Theatrical Release Date: West Germany, 1990
Director: Jörg Buttgereit
Writers: Jörg Buttgereit, Franz Rodenkirchen
Cast: Hermann Kopp, Heinrich Ebber, Michael Krause, Eva-Maria Kurz, Angelika Hoch, Nicholas Petche, Susanne Betz, Mark Reeder, Hille Saul, Ades Zabel, Jörg Buttgereit, Bela B.

BluRay released: June 9th, 2015
Approximate running time: 76 minutes
Aspect Ratio: 1.33:1 Aspect Ratio / 1080 Progressive / MPEG-4 AVC
Rating: NR
Sound: Dolby Digital 5.1 German, Dolby Digital Stereo German
Subtitles: English
BluRay Release: Cult Epics
Region Coding: Region A
Retail Price: $34.95

Synopsis: Seven days, seven deaths, with each death taking place on a different day of the week.

After shocking audiences with his debut feature film Jörg Buttgereit decided that he did not want to repeat himself and thus become pigeonholed as a filmmaker. So with his next film Der Todesking he would create a film that is the antithesis of his debut film Nekromantik.

Der Todesking’s narrative is not connected by a protagonist, but by one central theme death. There are seven tales which make up this film’s narrative and In between each of these stories is an image of a rotting corpse. Also there are briefs scenes which open and close the film with a young girl who has been drawing Der Todseking (aka The Death King).

Content wise, where Buttgereit’s debut film was meant to shock audiences with its gruesome imagery. This is not the case with Der Todesking a film which depicts seven deaths and yet when it comes to actually onscreen gore things are rather tame.

Though dialog is sparse in these seven tales about death and its ramifications. This never becomes an issues since it is after all this film’s visuals which drive this film’s narrative. And without a doubt this film’s strongest moment is a scene which involves no people and just a bridge. Reportedly said bridge was notorious for being a place where many had jumped off from it and instead of doing a reenactment of these deaths. The episode is told via a series of tracking shots over the bridge and while this is happening people’s names and their occupations appear onscreen. Ultimately this scene resonates all the more due to its less is more approach to the subject matter at hand. Another of this film’s standout moments visually is the second episode which features a film within a film moment. And this said film which is a recreation of a Naziploation film there is a moment where a man is castrated. This scene is the only moment in the film that is reminiscent Nekromantik.

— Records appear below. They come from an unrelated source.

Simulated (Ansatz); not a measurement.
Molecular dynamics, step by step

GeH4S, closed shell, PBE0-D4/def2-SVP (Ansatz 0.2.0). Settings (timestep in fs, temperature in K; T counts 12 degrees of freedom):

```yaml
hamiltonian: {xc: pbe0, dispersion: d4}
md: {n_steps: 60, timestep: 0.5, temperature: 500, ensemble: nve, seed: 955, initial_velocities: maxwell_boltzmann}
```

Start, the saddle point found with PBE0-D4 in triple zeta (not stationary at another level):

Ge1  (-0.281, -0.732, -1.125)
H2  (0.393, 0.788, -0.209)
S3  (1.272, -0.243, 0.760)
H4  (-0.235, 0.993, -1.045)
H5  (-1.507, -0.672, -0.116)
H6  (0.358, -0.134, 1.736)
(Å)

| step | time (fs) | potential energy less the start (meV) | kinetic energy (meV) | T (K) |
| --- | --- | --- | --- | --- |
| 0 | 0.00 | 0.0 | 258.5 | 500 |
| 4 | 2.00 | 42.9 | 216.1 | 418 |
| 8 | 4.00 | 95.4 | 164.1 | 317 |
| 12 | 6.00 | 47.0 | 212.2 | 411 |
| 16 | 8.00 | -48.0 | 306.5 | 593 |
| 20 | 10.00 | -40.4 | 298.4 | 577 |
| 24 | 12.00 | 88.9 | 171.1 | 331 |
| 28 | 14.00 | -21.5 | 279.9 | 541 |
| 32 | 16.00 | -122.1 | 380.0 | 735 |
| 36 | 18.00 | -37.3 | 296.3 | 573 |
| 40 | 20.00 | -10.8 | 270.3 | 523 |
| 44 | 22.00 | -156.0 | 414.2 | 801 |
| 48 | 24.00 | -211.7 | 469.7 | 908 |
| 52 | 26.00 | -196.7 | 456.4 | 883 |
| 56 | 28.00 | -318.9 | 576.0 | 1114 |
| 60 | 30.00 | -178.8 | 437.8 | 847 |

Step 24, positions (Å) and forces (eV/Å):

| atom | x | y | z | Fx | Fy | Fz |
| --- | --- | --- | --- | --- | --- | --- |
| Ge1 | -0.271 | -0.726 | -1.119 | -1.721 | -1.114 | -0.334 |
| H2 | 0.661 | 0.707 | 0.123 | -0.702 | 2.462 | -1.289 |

When it comes to the imagery that appears onscreen in Der Todesking it is aesthetically in line with Jörg Buttgereit’s other films. Also what this film is lacking in shock value, it more than makes up for with its interesting premise which is filled with subtext throughout, most notably the cycle of life.

The BluRay:

Der Todesking comes on a 25 GB single layer BluRay. This release has been flagged for progressive playback and the film is presented in its intended 1.33:1 aspect ratio. For this released a brand new 2k transfer was created from this film’s original 16mm negative. And the end result is another strong transfer that greatly improves upon all previous home video releases for this film. With increased image clarity, a marked improvement when it comes to contrast and black levels. Also there are no issues with DNR or compression and print debris is minimal.

This release comes with two audio options, a Dolby Digital 5.1 mix in German and a Dolby Digital stereo mix in German. Both audio mixes are in great shape as dialog is always clear and everything sounds balanced. Range wise the Dolby Digital 5.1 mix provides a robust sound-scape that also does a great job in regards to the more ambient aspects of the soundtrack. Also included with this release are removable English subtitles.

Extras for this release include, a postcard, an extensive stills gallery and trailers for Nekromantik (2 minutes 1 second – 1.33:1 aspect ratio 1080 Progressive), Der Todesking (2 minutes 21 seconds – 1.33:1 aspect ratio 1080 Progressive), Nekromantik 2 (1 minute 5 seconds – 1.33:1 aspect ratio 1080 Progressive), Schramm (1 minute 31 seconds – 1.33:1 aspect ratio 1080 Progressive) Hot Love (1 minute 10 seconds – 1.33:1 aspect ratio 1080 Progressive) and Angst (3 minutes 5 seconds – 1080 Progressive Widescreen).

Other extras include an option to play a brief introduction with Jörg Buttgereit before the film (1 minute 14 seconds – 1080 Progressive Widescreen), a featurette titled ‘The Making of Der Todesking’ (15 minutes 43 seconds – 1.33:1 aspect ratio 1080 Progressive, in English), an option to listen to the complete score for the film (28 minutes 13 seconds), a documentary titled ‘Corpse Fucking Art’ (58 minutes 11 seconds – 1.33:1 aspect ratio 1080 Progressive, in English) and an audio commentary with director / co-screenwriter Jörg Buttgereit and co-screenwriter Franz Rodenkirchen.

Topics discussed in the ‘Making of’ featurette include, how the success of Nekromantik pigeonholed him as a horror film that he decided to make a film that was anti horror, the origins of Der Todesking and how film evolved from idea to what ended up in the film, he explains how shot key locations like the camera tracking shots over a bridge and special effects.

The extra titled ‘Corpse Fucking Art’ is essentially the ‘Making of’ featurette that is included with this release and the ‘Making of’ featurettes that were included for Cult Epics Nekromantik and Nekromantik 2 releases.

Topics discussed in this lively audio commentary include,T the opening credits, the score, how there were originally nine episodes and two of these episodes did not make the film’s final cut, their thoughts for the reviews written for the Nekromantik, locations featured in the film, Nazisplotation and how they were never released in Germany, the cast, why there is a lack of gore in this film and various other production related stories. Overall Der Todesking gets a solid release from Cult Epics.

Note: Cult Epics are also releasing this film on DVD.